The transfer and installation of the Court in Mafra, during most of Prince João's regency until he departed for Brazil in 1808, attracted to the town and its region a wide variety of events that destabilised the customary tranquillity of that sort of backwater it had become, thanks to certain circumstances, namely (among others):

the so-called Mafra conspiracy, hatched in the Ponte de Lima countryside in 1806, aimed at removing King João as Regent and replacing him with Carlota Joaquina, the instigator of the movement;
the occupation, for approximately six months in 1808-1809, of the Palace of Mafra, the last royal residence before the departure of the Royal Family for Brazil, by a division of Junot's invading army, commanded by Loison, the ill-famed and bloodthirsty Maneta;
the unconditional adherence to the absolutist ideology, led by Prince Miguel, against the expectations generated by Vintist constitutionalism. The Mafra municipality itself would bear witness to this almost millenarian option in a Representation to the King against the Liberals (27 March 1832), in which the Oath of Ourique and the Dream of Nebuchadnezzar (Prophet Daniel) are evoked.

If the acclamation of King Maria II (October 1833) and the Convention of Évora-Monte (26 May 1834) didn't help to heal the still fresh wounds and their after-effects, they did at least give an unmistakable signal as to the imperative need for moral, social, institutional and political appeasement, which would generate renewed enthusiasm and strengthen inevitable solidarity.

In Mafra, the constitutional regime favoured stability, relative progress and abundance, and the strengthening of affective and close ties with the new power, similar to those parents have with their children.

Portuguese Fado wanted, others will point the finger at history, or at the winds that drive it and bear witness to it, that the setting and web of the end of the national monarchy should be the Real Obra de Mafra, of the Magnanimous D. João V, and its stage and mouth the stretch of sandy beach of Praia dos Pescadores in Ericeira, where, on 5 October 1910, the last constitutional monarch took his leave, saying "never again", on board the Bonfim, a boat for him and his dynasty similar to that of Charon.

The National Palace of Mafra and the town of Ericeira were and will remain, indelibly associated with the end of the Portuguese monarchical regime that emerged from the vintist constitutionalism (from the Portuguese word for 20 – vinte) as a result of being the setting for the involuntary abdication of King Manuel II.

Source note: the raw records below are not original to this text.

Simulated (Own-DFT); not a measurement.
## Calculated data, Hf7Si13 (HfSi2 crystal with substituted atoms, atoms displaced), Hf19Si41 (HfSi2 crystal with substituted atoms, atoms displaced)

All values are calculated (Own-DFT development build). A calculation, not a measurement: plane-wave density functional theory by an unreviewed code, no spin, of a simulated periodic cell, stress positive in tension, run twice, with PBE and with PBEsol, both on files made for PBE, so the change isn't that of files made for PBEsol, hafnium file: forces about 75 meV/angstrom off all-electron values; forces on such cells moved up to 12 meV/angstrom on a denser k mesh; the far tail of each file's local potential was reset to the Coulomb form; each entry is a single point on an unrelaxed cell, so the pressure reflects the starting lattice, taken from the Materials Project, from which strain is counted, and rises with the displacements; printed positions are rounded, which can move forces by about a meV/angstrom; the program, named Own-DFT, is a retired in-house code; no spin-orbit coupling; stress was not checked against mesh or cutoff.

However, while the abdication was involuntary, the king's strategic retreat to Mafra on 4 October 1910, when it became clear that a concerted republican insurrection was underway, was undeniably intentional, as this was a territory where the Royal Family and the monarchist ideal had many supporters, and could become a hub for possible resistance.

The departure of the Portuguese Royal Family for exile (at that unforeseen time) in Ericeira could not have been more consensual in any other region of Portugal.